Congress sets growth target at 7-7.5 percent in 2011

The Vietnamese National Assembly Monday approved the country's socio-economic development plan for 2011, setting the economic growth at 7 to 7.5 percent and CPI under 7 percent in 2011.

Artisans make handicraft products from bamboo for export to the US. (Photo: Duc Thanh/SGGP)
Artisans make handicraft products from bamboo for export to the US. (Photo: Duc Thanh/SGGP)

In the 2011 plan the NA focused on jobs with the goal of 1.6 million jobs, reducing poor households by 2 percent.

In order to achieve the goals, the NA agreed six measure groups to strengthen macroeconomic policies, ensuring trade balance and foster economic development.

The NA will implement strong measures including stimulating export increase, closely controlling import, flexibly and initiatively regulating monetary policy, strictly managing the gold and exchange markets.
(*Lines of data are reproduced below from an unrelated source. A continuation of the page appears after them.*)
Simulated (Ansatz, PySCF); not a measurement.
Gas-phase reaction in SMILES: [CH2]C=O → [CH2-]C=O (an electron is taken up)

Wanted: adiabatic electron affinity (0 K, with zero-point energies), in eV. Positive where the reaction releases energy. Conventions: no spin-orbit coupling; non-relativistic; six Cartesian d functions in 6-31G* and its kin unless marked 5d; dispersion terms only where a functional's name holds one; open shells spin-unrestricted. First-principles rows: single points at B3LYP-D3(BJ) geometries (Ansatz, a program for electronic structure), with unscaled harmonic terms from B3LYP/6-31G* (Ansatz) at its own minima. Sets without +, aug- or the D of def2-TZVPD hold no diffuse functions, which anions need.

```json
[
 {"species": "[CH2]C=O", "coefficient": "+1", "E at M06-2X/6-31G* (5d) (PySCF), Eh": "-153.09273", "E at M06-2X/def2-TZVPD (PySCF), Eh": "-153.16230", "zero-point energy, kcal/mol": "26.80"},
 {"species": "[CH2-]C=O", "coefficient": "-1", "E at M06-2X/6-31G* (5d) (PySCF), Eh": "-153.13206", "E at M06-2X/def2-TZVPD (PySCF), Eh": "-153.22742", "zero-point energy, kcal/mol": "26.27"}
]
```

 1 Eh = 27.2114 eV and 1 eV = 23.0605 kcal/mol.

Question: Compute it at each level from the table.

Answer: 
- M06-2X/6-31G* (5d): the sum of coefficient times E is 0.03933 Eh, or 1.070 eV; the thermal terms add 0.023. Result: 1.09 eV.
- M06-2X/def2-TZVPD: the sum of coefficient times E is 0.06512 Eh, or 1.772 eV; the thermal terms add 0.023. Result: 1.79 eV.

The NA also required all state-owned companies to focus on their major investment field, avoid spreading investment. The NA asked state owned companies to clear their business results and imposed stringent compliance audit regulations on them.

In the plan, the NA also ask the Government to deploy timely social welfare policies, resolve environment pollution, continue the administration reform and intensify the fight against corruption.

Under the plan, forest planting projects invested by foreign capital in sensitive places to national defense and security will be withdrawn investment licenses and forests will be given to farmers or army forces.

Evaluating the effectuation of the social-economic development plan in 2010 at the meeting session, the NA said that the country reached most targets in the plan despite a lot challenges.

GDP is predicted at 6.7 percent. Export demonstrated a remarkable increase of 19.1 percent, three times higher than that of last year.

However, like last year the NA said that the economic growth was unsustainable, investment effects showed low while trade gap was still big and budget expenditure was so high, commodities’ prices increased rather fast, causing risks of high inflation.